If people really don't want ads, they can go find their information however it is they want. It's a free world on that matter.
Carol Bartz
I hug employees all the time. I'm a huge contact person. Touch is an extremely important part of the human condition.
If you sit quiet long enough, you find out what people really think.
I didn't have my first child until I was 40. I actually learned about motherhood from management.
I became a sales manager at Digital Equipment, promoted from within the sales team. My peers were less than excited that I had gotten the job, especially one of my male peers who said he just wasn't going to work for a woman.
Managing is a tough job. When you're young, you just think it's a natural progression - I'm good at this, so I'm going to be good at that - and it's not that way at all.
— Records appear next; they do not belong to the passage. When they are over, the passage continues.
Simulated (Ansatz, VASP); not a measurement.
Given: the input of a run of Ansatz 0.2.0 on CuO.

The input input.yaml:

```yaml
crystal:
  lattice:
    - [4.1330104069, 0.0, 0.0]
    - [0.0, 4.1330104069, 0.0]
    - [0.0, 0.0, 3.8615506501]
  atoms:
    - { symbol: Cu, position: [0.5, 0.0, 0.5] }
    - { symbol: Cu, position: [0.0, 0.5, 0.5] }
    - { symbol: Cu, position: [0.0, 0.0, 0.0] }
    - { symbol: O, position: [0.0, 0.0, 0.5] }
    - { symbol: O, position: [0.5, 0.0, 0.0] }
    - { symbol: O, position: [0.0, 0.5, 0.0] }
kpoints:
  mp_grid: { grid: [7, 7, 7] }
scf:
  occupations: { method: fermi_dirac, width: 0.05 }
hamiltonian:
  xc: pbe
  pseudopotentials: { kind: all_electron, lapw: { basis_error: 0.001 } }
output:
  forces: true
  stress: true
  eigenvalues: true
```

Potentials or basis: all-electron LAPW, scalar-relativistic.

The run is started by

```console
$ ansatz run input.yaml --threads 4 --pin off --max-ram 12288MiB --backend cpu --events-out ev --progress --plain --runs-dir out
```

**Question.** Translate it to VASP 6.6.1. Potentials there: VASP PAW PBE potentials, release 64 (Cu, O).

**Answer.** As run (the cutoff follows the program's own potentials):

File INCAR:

I'm kind of a Midwestern snob. I think we're just nice people and have a great work ethic.
If I had my way, I wouldn't do annual reviews, if I felt that everybody would be more honest about positive and negative feedback along the way. I think the annual review process is so antiquated.
Steve Jobs came back to Apple in 1997 - the iPod came out 4 years later. 3 years after that is the first time his market cap grew. It took 7 years.
When trouble strikes, which it always does - bad economy, bad quarter, activists, takeover - when trouble strikes, those board members who don't understand or are not committed are not helpful.
My husband doesn't listen because his mother didn't make him listen. What am I going to do, beat him? I mean: firstborn of a southern family? Firstborn boy? Please. I mean, I love him to death, but is he going to take the garbage out? No.
Any leader needs to be constantly interested in what's going on in the world, and constantly ready - even when things are going well - to change.
The way you manage your company and the way you manage your people has to be totally different.
It's very, very hard to affect culture. And you can get surprised thinking you're farther down the path of change than you really are because, frankly, most of us like the way things are.
I grew up in a small town in Wisconsin. I never thought I'd be where I am. I never thought I'd have bling that I bought.
I like banks because they keep my money safe, but I don't want to talk about banks 12 times a year.
My grandmother raised me. She was a real no-nonsense but very funny lady. I drove tractors, made hay, milked cows, fed the chicken, fed the pigs.
Back when 'social' had a broad definition, you could almost say that Yahoo Finance chat was the first social product.
Yahoo is a company that is very strong in content.
The fact that you can crawl the web is a commodity.
Social does not just equal Facebook. Social is how people interact anywhere.
If you want to run an ad on the iPad, it has to be approved by Apple.
Everybody on my team - I couldn't do their jobs. I could not. I really mean that. So I figured out early on that the way you're successful is you hire really successful people.
My first day as a manager was at Digital Equipment in Atlanta. I was a sales rep. I was promoted from among my peers, so one day I was a peer, and the next day I was their boss.
I always do my firing in the morning because that's when I'm fresh.
Organizations can get in the way of innovation, because if people are all bound up, and if they don't know if they get to make the decision or somebody else, and if they do, what happens to them, and so on and so forth.
I manage through a sense of humor. We all work hard, and work has to be a really interesting, fun place. And that has to start at the top.
Google is a fierce competitor. I wish I was worth a bazillion dollars; that would be really nice. They're a fierce competitor, and they're very good in search. They're very good with their global map thing.
The most successful company in Silicon Valley is Apple, and they're the most secretive.